Support for defaultProps in JSX

TypeScript 2.9 and earlier didn’t leverage React defaultProps declarations inside JSX components. Users would often have to declare properties optional and use non-null assertions inside of render, or they’d use type-assertions to fix up the type of the component before exporting it.

TypeScript 3.0 adds support for a new type alias in the JSX namespace called LibraryManagedAttributes. This helper type defines a transformation on the component’s Props type, before using to check a JSX expression targeting it; thus allowing customization like: how conflicts between provided props and inferred props are handled, how inferences are mapped, how optionality is handled, and how inferences from differing places should be combined.

In short using this general type, we can model React’s specific behavior for things like defaultProps and, to some extent, propTypes.

  1. tsx
    export interface Props {
  2. name: string;
  3. }
  4. export class Greet extends React.Component<Props> {
  5. render() {
  6. const { name } = this.props;
  7. return <div>Hello {name.toUpperCase()}!</div>;
  8. }
  9. static defaultProps = { name: "world" };
  10. }
  11. // Type-checks! No type assertions needed!
  12. let el = <Greet />;

Caveats

Explicit types on defaultProps

The default-ed properties are inferred from the defaultProps property type. If an explicit type annotation is added, e.g. static defaultProps: Partial<Props>; the compiler will not be able to identify which properties have defaults (since the type of defaultProps include all properties of Props).

Use static defaultProps: Pick<Props, "name">; as an explicit type annotation instead, or do not add a type annotation as done in the example above.

For function components (formerly known as SFCs) use ES2015 default initializers:

  1. tsx
    function Greet({ name = "world" }: Props) {
  2. return <div>Hello {name.toUpperCase()}!</div>;
  3. }

Changes to @types/React

Corresponding changes to add LibraryManagedAttributes definition to the JSX namespace in @types/React are still needed. Keep in mind that there are some limitations.

/// reference directives

TypeScript adds a new triple-slash-reference directive (/// <reference lib="name" />), allowing a file to explicitly include an existing built-in lib file.

Built-in lib files are referenced in the same fashion as the "lib" compiler option in tsconfig.json (e.g. use lib="es2015" and not lib="lib.es2015.d.ts", etc.).

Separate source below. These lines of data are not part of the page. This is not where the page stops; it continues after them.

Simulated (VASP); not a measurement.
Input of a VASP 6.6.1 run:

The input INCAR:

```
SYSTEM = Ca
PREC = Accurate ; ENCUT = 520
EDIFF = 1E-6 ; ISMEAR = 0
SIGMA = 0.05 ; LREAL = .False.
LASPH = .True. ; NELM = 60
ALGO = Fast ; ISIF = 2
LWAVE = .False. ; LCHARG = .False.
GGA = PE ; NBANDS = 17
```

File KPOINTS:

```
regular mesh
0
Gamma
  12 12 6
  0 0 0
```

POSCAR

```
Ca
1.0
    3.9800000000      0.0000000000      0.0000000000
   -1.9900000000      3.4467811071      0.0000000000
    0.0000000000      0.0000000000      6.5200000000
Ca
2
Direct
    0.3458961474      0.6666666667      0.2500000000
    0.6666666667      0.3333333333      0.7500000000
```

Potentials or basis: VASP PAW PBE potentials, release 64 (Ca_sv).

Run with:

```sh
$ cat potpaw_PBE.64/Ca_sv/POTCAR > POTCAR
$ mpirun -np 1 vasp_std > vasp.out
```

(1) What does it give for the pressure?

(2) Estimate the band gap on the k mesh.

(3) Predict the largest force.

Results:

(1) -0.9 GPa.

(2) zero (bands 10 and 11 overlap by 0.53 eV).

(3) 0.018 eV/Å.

For declaration file authors who relay on built-in types, e.g. DOM APIs or built-in JS run-time constructors like Symbol or Iterable, triple-slash-reference lib directives are the recommended. Previously these .d.ts files had to add forward/duplicate declarations of such types.

Example

Using /// <reference lib="es2017.string" /> to one of the files in a compilation is equivalent to compiling with --lib es2017.string.

  1. ts
    /// <reference lib="es2017.string" />
  2. "foo".padStart(4);